“This is all really interesting, but not really that helpful because the reality is that our clients treat us like their bitches”

This was the comment that finally unlocked the real conversation that we needed to have. The comment was made just after the morning tea break at a workshop I was facilitating at a professional services organisation. It was the moment that one brave (and very weary) Account Manager felt safe enough to choose courage over comfort.

We had spent the morning talking about the importance of understanding our belief-systems and how our beliefs drive our behaviours. We had discussed the latest insights from the science of well-being talking about the importance of; movement, sleep, nutrition, connection, focus and giving. No one in the room was disputing the huge body of evidence that confirms that our wellbeing underpins our performance. The vitality of leaders and employees had been well covered …but what about their sanity? 

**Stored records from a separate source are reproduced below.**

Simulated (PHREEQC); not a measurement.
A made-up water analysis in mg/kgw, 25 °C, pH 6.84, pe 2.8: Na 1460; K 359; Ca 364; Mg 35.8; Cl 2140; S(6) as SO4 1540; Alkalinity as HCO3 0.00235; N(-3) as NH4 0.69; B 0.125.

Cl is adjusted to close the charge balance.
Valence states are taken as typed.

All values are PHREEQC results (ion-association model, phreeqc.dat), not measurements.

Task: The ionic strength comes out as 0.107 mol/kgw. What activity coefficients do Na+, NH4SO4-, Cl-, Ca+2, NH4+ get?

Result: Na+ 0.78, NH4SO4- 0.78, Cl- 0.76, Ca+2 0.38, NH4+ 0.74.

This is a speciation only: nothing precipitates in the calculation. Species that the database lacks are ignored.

Fortunately, when this comment finally cracked open the topic of sanity the CEO of the organisation was in the room. Even more fortunately the CEO was brave enough to have the conversation his leaders desperately wanted to have. It was a vital conversation about the sort of organisation they wanted to be. About how the CEO wanted his precious, smart and hard-working people to be treated. About whether their stated organisational values were really real. About how they defined success as an organisation. It was a conversation about the CEO’s need to step-up and make some tough decisions that ‘walked that talk’ of valuing the vitality and the sanity of his team. 

In the work I do, the moment I have just described is the ‘Eureka moment’. It is the moment when the 1000 kg invisible sacred cow that has been stomping around in people’s heads while I facilitate finally emerges. It is the moment when the conversation shifts from polite surface-level conversation into performance-breakthrough territory. It is why I do what I do.

Sanity is “having soundness of judgement”. In her book Who Do We Choose to Be Margaret Wheatley said this about sane leadership:

“Sane leadership is the unshakeable faith in people’s capacity to be generous, creative and kind. It is the commitment to create the conditions for these capacities to blossom, protected from the external environment.  It is the deep knowing that, even in the most dire circumstances, more becomes possible as people engage together with compassion and discernment, self-determining their way forward.”

Anyone who has spent any time working in an organisation knows there we often encounter situations that can cause us to lose trust in our own judgement. Through my own lived experience, and in my work as a coach, I know of many situations when people find themselves feeling slightly (or severely) unhinged. Over the 30 years I have spent working in various organisations it has become abundantly clear that in order for leaders to skilfully and intentionally create thriving cultures that sustain strong performance they must be willing to lean into the hard conversations about the things that threaten their people’s sanity.

The sanity-threatening-forces that exist in organisations are usually well-known but very rarely discussed.  These forces might be referred to as “shadow values”, “social norms” or “unwritten ground-rules”.  No leader or organisation is immune to these sanity-threatening-forces. It might be a moment when the Unwritten Ground Rules make it clear that the stated organisational values are actually BS. It might be a power-play that slows down (or stops) good work, demoralises people or pulls the rug out from the benefits of an investment in employee wellbeing. It might be butt-covering, silo-creating, back-stabbing or mask-wearing behaviours. It could be blatant or subtle forms of humiliation and intimidation inflicted by leaders protecting their power. Perhaps it is leaders who constantly say one thing and then do something totally different.

The approach I take to help cultivate sanity and vitality in the workplace is inspired by the work of Arianna Huffington, Brene Brown, Barbara Fedrickson and the emerging work of Ash Buchanan.

Through her book ‘Thrive’, Arianna Huffington taught us about the importance of embedding well-being at the core of our definition of success to move beyond the redundant and dangerous belief that SUCCESS = MONEY + POWER.  

Brené Brown’s research has shown us what daring, whole-hearted leadership looks and feels like identifying sixteen specific fear-driven ‘armoured leadership’ behaviours that create suffering in the workplace. 

Dr Barbara Fredrickson’s research and book “Love 2.0” has redefined love and placed it at the heart of great leadership. “Love is that micro-moment of warmth and connection that you share with another living being.”

Ash Buchanan’s work is illuminating our opportunity evolve beyond the individualistic concept of a ‘Growth Mindset’ to focus instead on the success of the collective through a ‘Benefit Mindset’. “In a Benefit Mindset, we not only seek to fulfil our potential, but choose to do it in a way that contributes to the wellbeing of others and society as a whole.”

All of these pioneers have helped me to trust in my path of service and have inspired me to write my first book Self-Fidelity available in late 2020. I feel honoured to play a role in supporting courageous leaders to create workplaces where people and performance can truly thrive.